Healey's Compositions

Derek Healey's compositional style, originally neo-Classical, later made use of atonality and the chance elements and mass-structure techniques of the 1960s. The titles of some of his works and his interest in native music bear witness to Canadian influence on his work. His compositions Gabriola, Opus 70 (1989), Salal, Opus 71 (1990), and From the West, Opus 72 (1990) are all based on the native music of British Columbia. From the West was commissioned by Rivka Golani. He composed substantial works for organ (eg, Partita '65), for orchestra (Arctic Images and Gabriola), and for chamber ensembles (Stinging, a work notable for the instruments' imitation of the synthetic sounds on the tape). His opera Seabird Island was commissioned by the Guelph Spring Festival and premiered there 7 May 1977. It was the first professional contemporary opera to tour Canada in the 20th century. Homage: F.D., Opus 65 (1985) for piano and organ was commissioned by Hugh McLean.

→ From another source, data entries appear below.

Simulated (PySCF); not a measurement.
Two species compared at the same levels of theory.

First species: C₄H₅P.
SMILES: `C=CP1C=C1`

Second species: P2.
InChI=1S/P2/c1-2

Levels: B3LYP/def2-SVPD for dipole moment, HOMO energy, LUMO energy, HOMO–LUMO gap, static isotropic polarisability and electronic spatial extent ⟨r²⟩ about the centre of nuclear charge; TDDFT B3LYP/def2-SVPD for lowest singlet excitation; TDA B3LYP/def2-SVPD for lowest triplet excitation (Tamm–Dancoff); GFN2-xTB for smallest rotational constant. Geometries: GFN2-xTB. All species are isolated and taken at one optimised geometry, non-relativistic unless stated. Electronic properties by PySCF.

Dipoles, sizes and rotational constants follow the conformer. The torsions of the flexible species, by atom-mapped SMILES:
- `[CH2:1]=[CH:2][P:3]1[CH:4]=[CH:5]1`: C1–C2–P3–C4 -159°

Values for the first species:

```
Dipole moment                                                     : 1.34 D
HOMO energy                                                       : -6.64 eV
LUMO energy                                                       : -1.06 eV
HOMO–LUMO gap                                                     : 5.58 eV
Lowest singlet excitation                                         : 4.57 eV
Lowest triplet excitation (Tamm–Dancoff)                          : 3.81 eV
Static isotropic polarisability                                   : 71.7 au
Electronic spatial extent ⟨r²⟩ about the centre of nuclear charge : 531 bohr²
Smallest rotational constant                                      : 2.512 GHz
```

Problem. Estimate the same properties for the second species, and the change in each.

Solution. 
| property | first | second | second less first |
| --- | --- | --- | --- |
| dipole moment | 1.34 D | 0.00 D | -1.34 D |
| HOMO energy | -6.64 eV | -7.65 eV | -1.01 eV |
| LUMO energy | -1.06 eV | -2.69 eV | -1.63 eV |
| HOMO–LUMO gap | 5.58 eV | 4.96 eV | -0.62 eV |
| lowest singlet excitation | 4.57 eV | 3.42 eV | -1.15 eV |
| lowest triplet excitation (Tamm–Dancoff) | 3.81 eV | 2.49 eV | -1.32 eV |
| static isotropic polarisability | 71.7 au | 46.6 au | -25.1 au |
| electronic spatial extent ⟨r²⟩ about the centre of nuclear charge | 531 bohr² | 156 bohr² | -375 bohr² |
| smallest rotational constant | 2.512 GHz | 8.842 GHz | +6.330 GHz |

Healey's output has been steady and shows no signs of letting up. Since the early 1990s he has composed well over 40 works and has had several of these recorded. His music has been played by the Amadeus Choir, the Elmer Iseler Singers, Musica Intima, Patrick Wedd, The Winnipeg Singers, Quartetto di Sassofoni Acadia, and The New York Virtuoso Singers, in Canada, Germany, the United Kingdom, the United States, and Italy. His most-played work in Canada remains his arrangement of the "Salish Song," which is regularly programmed by choirs from coast to coast. Reflecting on his multi-ethnic style, Healey observed that "Despite the resulting compartmentalization of one's creative output, I feel that my music has been true to the different artistic worlds in which I have lived - the resulting divergences being an exciting phenomenon of global shrinkage and the immigrant twentieth-century composer" (Canadian Music Centre site).

Healey has more than 40 works published by Novello, Chappell, and Boosey & Hawkes. Other publishers include Jaymar and Augsburg. He is an associate of the Canadian Music Centre.

75TH BIRTHDAY OF DEREK HEALEY

Back in 1991, I hosted the joint WASBE and BASBWE Conferences at the Royal Northern, with gala concerts each evening at the Free Trade Hall. For me, one of the most interesting works played was given by the Central Band of the RAF, Derek Healey's Triptych. Since then, the Scottish conductor Nigel Boddice recorded Derek's One Midsummer's Morning, a tribute to Percy Grainger, with the West Lothian Celebrity Wind, and on the 18th February 2013 he celebrated the fiftieth anniversary of Grainger's death with a programme which included Lincolnshire Posy and Derek Healey's English Dances.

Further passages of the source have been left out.